(Bloomberg) -- The Federal Reserve is committed to raising interest rates until it restores price stability and should try to do so in a manner that avoids a difficult downturn, said San Francisco Fed President Mary Daly.

“Resolute to our goals, the Fed has raised the benchmark interest rate rapidly this year, and projects additional increases will be needed,” Daly said Thursday in prepared remarks at Boise State University in Idaho. “These are necessary and appropriate adjustments, taken to put the economy back on a solid footing.”

Daly, who has echoed her central bank colleagues in vowing to keep raising interest rates in order to cool demand, repeated concerns she raised earlier this week about tightening policy too much, and the implications that could have for the US economy. She said the costs of both doing too little, which could allow inflation expectations to increase, and too much, which could cause an “unnecessary and painful downturn,” are high.

‘Resolute Commitment’

“Inducing a deep recession does not seem warranted by conditions, nor is it necessary to achieve our goals.,” Daly said. “Successful policy will require vigorous analysis, extreme data dependence, and a resolute commitment to delivering on our mandate.”

In a speech titled “The Singularity of the Dual Mandate,” Daly said the Fed’s two goals -- price stability and maximum employment -- are intertwined and that characterizing these as trade offs is not the right way to look at the Fed’s mission. The two parts of the mandate are the foundation to economic security, she said.

“Seen in this light, the Federal Reserve actually has a singular purpose: to keep the economy on a sustainable path by delivering low, stable prices and durable labor market strength,” Daly said.

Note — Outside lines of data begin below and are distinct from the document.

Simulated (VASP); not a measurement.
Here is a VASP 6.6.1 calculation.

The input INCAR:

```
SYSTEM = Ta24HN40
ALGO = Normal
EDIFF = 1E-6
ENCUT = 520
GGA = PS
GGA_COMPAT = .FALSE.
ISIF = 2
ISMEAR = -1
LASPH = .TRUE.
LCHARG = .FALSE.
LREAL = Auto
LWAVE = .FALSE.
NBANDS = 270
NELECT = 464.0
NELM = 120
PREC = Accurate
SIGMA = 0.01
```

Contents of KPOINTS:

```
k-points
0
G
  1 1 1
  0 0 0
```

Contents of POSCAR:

Some critics of the Fed’s rapid policy tightening, which has seen interest rates increase by 3 percentage points this year, have accused policymakers of abandoning their employment mandate for a sole focus on inflation.

“Navigating the economy toward a more sustainable path necessitates higher interest rates and a downshift in the pace of economic activity and the labor market,” Daly said. “But for now, inducing a deep recession does not seem warranted by conditions, nor is it necessary to achieve our goals.”